She also cautioned city managers against people selling technology. They will often come in, say they get your mission, and then down the line the tech overwhelms the city staff who have to implement it. They should focus on results — not promises.
Clarke quizzes her taxi and ride share drivers and has found none of them know about smart cities. One had heard of IBM’s Smarter Planet, but didn’t really know what it was. “Our mantra is make public-facing websites understandable.”
She says cities need to get the message out in terms of benefits to the citizens: shorter wait times for transit and emergency services, more convenience and lots of free mobile internet.
Also, “Build your team — no city can do it without partners. And don’t promise to give away your data for free stuff.”
Electric vehicle maker Arcimoto is a great example of the changing tide of last mile thinking. The Eugene-based company is on the eighth iteration of its three-wheeled vehicle, which is being classed as a motorcycle and therefore less susceptible to a lot of regulations to make or drive.

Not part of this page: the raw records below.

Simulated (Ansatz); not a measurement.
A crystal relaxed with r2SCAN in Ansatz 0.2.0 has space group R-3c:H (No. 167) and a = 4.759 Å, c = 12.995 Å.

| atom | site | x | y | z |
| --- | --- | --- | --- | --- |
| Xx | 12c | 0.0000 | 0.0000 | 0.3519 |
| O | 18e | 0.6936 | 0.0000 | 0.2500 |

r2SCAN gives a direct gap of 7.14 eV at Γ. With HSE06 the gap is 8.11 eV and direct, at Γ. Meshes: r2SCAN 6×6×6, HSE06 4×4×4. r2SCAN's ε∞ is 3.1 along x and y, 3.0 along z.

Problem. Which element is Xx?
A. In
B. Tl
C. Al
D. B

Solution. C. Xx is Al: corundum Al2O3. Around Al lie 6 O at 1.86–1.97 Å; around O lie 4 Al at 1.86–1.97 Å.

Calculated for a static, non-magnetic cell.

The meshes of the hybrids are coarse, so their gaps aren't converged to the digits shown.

Business Development Lead Jesse Fittipaldi took the Business Tribune for a spin around the convention center in the golf-cart-like vehicle. It does up to 80 mph, so it can hold its own in freeway traffic and not be limited to short rides like a moped. (It was, however, a bit cold for joyriding.) However, Arcimoto has pivoted and now sees itself as selling a rideshare vehicle. “People can own one and rent it out using the app when they’re not using it. Or they can own two or three and generate income,” says Fittipaldi. For example, they get paid more for renting them out to curious test drivers, which is a good way of getting your customers to do your marketing for you.
One of the hosts was Wilf Pinfold, CEO at Portland-based urban.systems and a huge proponent of last mile solutions such as roving autonomous electric cars. He introduced Bibiana McHugh, TriMet’s IT Manager of GIS and Location-Based Service.
“Smart cities must integrate transit with shared use and do it in an open and collaborative way, with public-private partnerships. I believe 99.9 percent of problems can be solved with open data.”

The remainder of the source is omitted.